In 1998, after Paletti notified both insurance companies about the Conway lawsuit, Great American assumed the costs both of the defense and the ultimate settlement of the case. LMICK declined to provide a defense or coverage. Eventually, Great American paid the policy limits of $2,000,000 to defend and settle the Conway lawsuit. After resolving the underlying claim, Great American filed this action seeking contribution. LMICK has moved to dismiss. None of the relevant facts are disputed. The Court must now predict how Kentucky courts would analyze these competing contractual provisions.

II.

The Court’s first task is to define the coverage that each policy provides for the claims made in the Conway lawsuit. Because Paletti’s insured status is slightly different under each policy for claims made in 1998, the policies provide coverage in slightly different ways. Only after the Court defines the nature of each coverage *712 does the operation of the “excess” or “escape” clauses become relevant.

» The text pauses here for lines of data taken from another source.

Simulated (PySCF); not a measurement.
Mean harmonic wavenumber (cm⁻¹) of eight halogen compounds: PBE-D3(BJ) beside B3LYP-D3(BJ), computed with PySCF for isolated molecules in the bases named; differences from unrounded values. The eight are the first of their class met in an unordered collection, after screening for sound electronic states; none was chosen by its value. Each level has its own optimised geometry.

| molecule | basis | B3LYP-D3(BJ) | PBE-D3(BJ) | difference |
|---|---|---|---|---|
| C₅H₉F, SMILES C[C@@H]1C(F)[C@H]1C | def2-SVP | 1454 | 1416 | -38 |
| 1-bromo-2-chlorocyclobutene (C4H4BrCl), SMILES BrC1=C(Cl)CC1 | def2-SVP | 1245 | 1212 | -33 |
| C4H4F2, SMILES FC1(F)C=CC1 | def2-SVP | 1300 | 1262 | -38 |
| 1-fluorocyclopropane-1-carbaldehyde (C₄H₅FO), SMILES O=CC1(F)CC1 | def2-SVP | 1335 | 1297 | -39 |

The plain language of the Great American policy provides primary coverage for the Conway lawsuit claims. S & H is the “named insured” under the policy. Paletti is covered as a “past ... employed lawyer” of the insured firm. The alleged negligence is a covered event because it occurred while Paletti performed work “in the course ... of his duties on the behalf of’ S & H. Finally, the claim was made during the policy period. Thus, the Conway claims against Paletti represent precisely the risk that Great American agreed and anticipated to defend and indemnify on behalf of S & H and its former employees, such as Paletti. 1 The purpose of the excess clause is to limit Great American’s primary risk where an insured has other applicable insurance coverage. The Court will look to the impact of this clause later.

Paletti also qualifies as a named insured under the LMICK policy because he was an employee at the time the claim was made. However, the LMICK policy escape clause sets specific limitations on coverage for negligent acts such as this, which occurred prior to the policy period in circumstances where LMICK or its primary insured, Sturm & Paletti, had less knowledge of the risk. For instance, one purpose of this clause is to avoid coverage for risks that occurred with previous law firms. The claims against Paletti concerning acts while employed with S & H fit precisely this category. The LMICK policy affords coverage only for those prior acts that — for whatever reason — might not be covered by the insured’s prior carrier. Another purpose of LMICK’s escape clause would assure a continuous line of coverage for persons such as Paletti, who change law firms and professional insurance carriers in mid-career, or who may not have continuing coverage for past acts with other law firms. For instance, the LMICK policy would provide coverage for Paletti had S & H disbanded or, for some reason, dropped its insurance coverage.

Thus, the LMICK policy affords a more constrained coverage than the Great American policy. It does so by limiting actual coverage, rather by merely limiting the amount of liability. Now, the Court analyzes the plain language of the relevant clauses, the pertinent Kentucky case law and the policy considerations, to determine coverage in our circumstances.

A.

Counsel for both sides make persuasive arguments regarding the relative merits of “escape” versus “excess” clauses. An excess clause is generally enforceable under Kentucky law. See Chicago Ins. Co. v. Travelers Ins. Co., 967 S.W.2d 35 (Ky.Ct.App.1998). Here, both policies contain such a clause. Their purpose is to limit benefits to those amounts in excess of any other available insurance coverage. Kentucky courts have held that where two competing excess clauses clash and where both policies provide coverage, the excess clauses are deemed mutually repugnant and each policy should provide pro rata coverage. Ohio Cas. Ins. Co. v. State Farm Mut. Auto. Ins. Co., 511 S.W.2d 671, 674-75 (Ky.1974); Gov’t Employees Ins. *713 Co. v. Globe Indem.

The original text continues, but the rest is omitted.